I watched the following video to get more intuition behind Borsuk-Ulam Theorem.
The first part of the video was very clear for me, as I understood it considers only $R^2$ dimension and points $A$ and $B$ moving along the equator and during the video we track the temperature of point $A$ and $B$ along the equator.
The following is the picture from the second part.
In the second part $R^3$ is considered, and instead of tracking the temperatures along the equator, we track the temperature along the arbitrary path from $A$ to $B$ along the sphere, but along this part we don't move $A$ and $B$ there is no intersection of temperatures as in was in the first part (the most confusing phrase is 4:45 "as $A$ goes to $B$ is goes from being colder than $B$ to hotter than B", why? it just goes to the $B$). I don't understand how the assumption that there are a point on the track where the temperature is as in the point $B$ can help us, even if it's true is not what we need we need the temperature in the point $A$ to be equal the temperate in the point $B$.
The second assumption is to consider all antipodal points with the same temperature and consider all the points on the track with the same temperature of the opposite point, so as result we have a "club" of the intermediate point with the different temperatures, but all their temperatures equal to the temperature of the opposite point, given so how can we connect them by the line.

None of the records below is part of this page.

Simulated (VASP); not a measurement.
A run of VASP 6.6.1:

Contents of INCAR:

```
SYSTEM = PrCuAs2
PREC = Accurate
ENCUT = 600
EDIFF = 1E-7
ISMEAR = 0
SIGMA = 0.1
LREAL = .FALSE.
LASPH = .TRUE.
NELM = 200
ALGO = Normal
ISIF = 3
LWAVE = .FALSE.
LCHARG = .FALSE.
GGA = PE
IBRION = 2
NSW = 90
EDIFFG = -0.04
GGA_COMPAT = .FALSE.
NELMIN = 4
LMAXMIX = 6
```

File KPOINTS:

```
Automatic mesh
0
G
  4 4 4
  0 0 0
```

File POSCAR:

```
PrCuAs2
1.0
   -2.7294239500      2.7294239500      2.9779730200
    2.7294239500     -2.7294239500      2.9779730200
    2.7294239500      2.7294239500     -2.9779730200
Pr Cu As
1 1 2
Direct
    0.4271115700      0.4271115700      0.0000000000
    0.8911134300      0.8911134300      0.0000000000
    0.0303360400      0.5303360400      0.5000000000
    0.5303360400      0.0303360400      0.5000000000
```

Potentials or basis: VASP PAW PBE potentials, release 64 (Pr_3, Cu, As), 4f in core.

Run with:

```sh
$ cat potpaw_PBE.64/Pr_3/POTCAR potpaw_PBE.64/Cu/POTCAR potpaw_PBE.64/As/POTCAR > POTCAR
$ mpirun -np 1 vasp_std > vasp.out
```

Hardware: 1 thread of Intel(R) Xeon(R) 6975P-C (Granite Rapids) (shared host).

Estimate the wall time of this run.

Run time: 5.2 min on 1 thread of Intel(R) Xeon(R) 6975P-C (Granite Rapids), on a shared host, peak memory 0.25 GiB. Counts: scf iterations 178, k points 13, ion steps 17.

I have some problems in understanding the idea of the second part, would appreciate for help.
Best Answer
The diagram is a bit confusing since he didn't animate $A$ and $B$ as he did in the $\mathbb{R}^2$ case, but the argument is the same. To restate the problem for the sphere: for any two continuous real functions $f, g$ on the sphere, there exists a pair of antipodal points $x, -x$ where $f(x) = f(-x)$ and $g(x) = g(-x)$. In this case we're using temperature and pressure as the two continuous functions.
Let $P$ be any continuous path on the sphere from $A$ to $B$, and let $P'$ be the set of antipodal points to $P$. If take both $P$ and $P'$ together, we get a continuous loop that goes from $A$ to $B$ and back. In essence this is the same as he did for $\mathbb{R}^2$, only in that case he chose a very specific $P$ in order to get the equator.
Now for any $P$ and its $P'$, we can consider the temperature of $A$ and $B$ as they move along the path, across from each other. If the temperatures at the starting points are the same, we've found a same-temperature point pair and we're done. Otherwise, one of these is greater (let's say $A$, but the argument can be reversed). We can make the same "graph of temperature" that he did for $\mathbb{R}^2$ and observe the same phenomenon. When $A$ moves from its initial position to $B$'s initial position, it must drop from its initial temperature until it reaches $B$'s initial temperature. $B$ likewise ends at $A$'s initial position, so must rise from its initial temperature until it reaches $A$'s initial temperature. It follows that there has to be a point where the two temperature lines cross (i.e. the temperatures are the same).
The second part of the argument says that at least one of these same-temperature pairs have the same pressure. He argues they must form a set ("club") which separate the initial positions of $A$ and $B$ (any path from $A$ to $B$ must end up passing through the set). To prove this, assume that that there is a gap in the set that lets us thread a path from $A$ to $B$ without touching the set. We know from the previous part that this path must have a same-temperature antipodal pair, so this point pair should be in the set. This is a contradiction of the path we chose, so it must be that no such gap exists. Some continuous separator must exist, which splits $A$ and $B$.
Let's call this continuous separator set $S$. Remember, $S$ is made of antipodal point pairs, so let's select an arbitrary pair to be $C, D$. Since $S$ is connected we can always find a path $P$ from $C$ to $D$ and take its antipodal half $P'$ (also from $S$) to make a continuous loop of antipodal points. We reuse the same argument as we did for temperature in the first half (only now for pressure) to assert that there must be an antipodal point pair in $S$ with equal pressure. Since all antipodal point pairs of $S$ have equal temperature, this point pair is the one we're looking for.